The high-level features automatically extracted by deep CNNs are influential and representative enough to deal with the more challenging situation, such as the high similarity between different tea qualities [10, 29]. However, CNN-based deep learning models have a large number of parameters. For example, the classical residual neural network structure ResNet 50 [30] has more than 25 million parameters. The large number of parameters requires massive data for training to prevent over-fitting. The task of tea quality identification requires researchers to collect images themselves to construct the dataset. Collecting and labeling a large number of images is undoubtedly very expensive and difficult. Hence, the current obstacle to deep learning in tea quality identification is mainly the contradiction between the massive amount of data required for deep learning and manual data collection for tea quality identification. One possible solution is using transfer learning to learn general knowledge and reduce the amount of learning [31]. By combining the transfer learning strategy with the deep learning model, the transferability of deep learning is brought into play.

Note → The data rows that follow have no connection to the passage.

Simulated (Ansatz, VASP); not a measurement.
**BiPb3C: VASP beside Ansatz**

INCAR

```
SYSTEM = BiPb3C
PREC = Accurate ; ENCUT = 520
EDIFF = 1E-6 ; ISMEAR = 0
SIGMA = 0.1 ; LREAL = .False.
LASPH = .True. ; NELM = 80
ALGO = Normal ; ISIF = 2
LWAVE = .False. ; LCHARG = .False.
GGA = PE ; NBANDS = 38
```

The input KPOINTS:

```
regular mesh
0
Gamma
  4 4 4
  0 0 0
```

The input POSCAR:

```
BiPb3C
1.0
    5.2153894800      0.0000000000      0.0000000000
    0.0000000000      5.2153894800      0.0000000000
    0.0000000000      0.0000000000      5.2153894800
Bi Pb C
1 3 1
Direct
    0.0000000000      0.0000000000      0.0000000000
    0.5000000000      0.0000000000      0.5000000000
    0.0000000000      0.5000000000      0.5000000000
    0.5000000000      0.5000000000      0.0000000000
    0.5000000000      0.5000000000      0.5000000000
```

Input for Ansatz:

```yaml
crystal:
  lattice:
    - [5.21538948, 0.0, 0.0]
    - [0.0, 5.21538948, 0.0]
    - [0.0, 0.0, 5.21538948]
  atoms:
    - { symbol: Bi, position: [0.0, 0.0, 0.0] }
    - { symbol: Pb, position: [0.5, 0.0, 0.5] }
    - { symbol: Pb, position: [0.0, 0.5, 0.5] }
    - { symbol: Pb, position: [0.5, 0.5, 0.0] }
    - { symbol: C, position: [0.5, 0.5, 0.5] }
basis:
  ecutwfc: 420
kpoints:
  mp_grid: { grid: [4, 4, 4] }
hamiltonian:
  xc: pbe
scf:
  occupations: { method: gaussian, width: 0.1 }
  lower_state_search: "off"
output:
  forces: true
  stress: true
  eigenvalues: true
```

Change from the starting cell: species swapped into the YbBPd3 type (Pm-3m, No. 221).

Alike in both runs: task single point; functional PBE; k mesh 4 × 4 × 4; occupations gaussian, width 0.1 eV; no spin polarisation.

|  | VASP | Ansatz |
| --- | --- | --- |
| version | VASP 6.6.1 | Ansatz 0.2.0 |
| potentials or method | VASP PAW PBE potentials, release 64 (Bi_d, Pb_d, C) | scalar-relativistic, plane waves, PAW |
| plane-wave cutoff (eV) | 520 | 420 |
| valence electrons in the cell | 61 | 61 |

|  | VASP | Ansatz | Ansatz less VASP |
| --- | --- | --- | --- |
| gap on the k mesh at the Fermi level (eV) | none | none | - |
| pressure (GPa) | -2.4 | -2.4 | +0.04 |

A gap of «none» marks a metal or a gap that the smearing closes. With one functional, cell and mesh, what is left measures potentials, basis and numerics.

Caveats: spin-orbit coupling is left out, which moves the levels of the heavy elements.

Transfer learning overview

Pan and Yang [16] give a classical definition of transfer learning: Given a source domain \(D_{S}\) and learning task \(T_{S}\) and a target domain \(D_{T}\) and learning task \(T_{T}\), transfer learning aims to help improve the learning of the target predictive function \(f_{T} (.)\) in \(D_{T}\) using the knowledge in \(D_{S}\) and \(T_{S}\), where \(D_{S} \ne D_{T}\), or \(T_{S} \ne T_{T}\). Pan and Yang also divide transfer learning approaches into four categories according to principles: instance-based transfer, feature-based transfer, parameter/model-based transfer, and relation-based transfer. The instance-based transfer learning approach relies on reweighting some labeled data from the source domain for use in the target domain, which is very intuitive, concise, and highly interpretable in theory. Much research work focuses on estimating the distribution ratio of the source domain and the target domain and using it as the weight of the samples [32,33,34,35,36].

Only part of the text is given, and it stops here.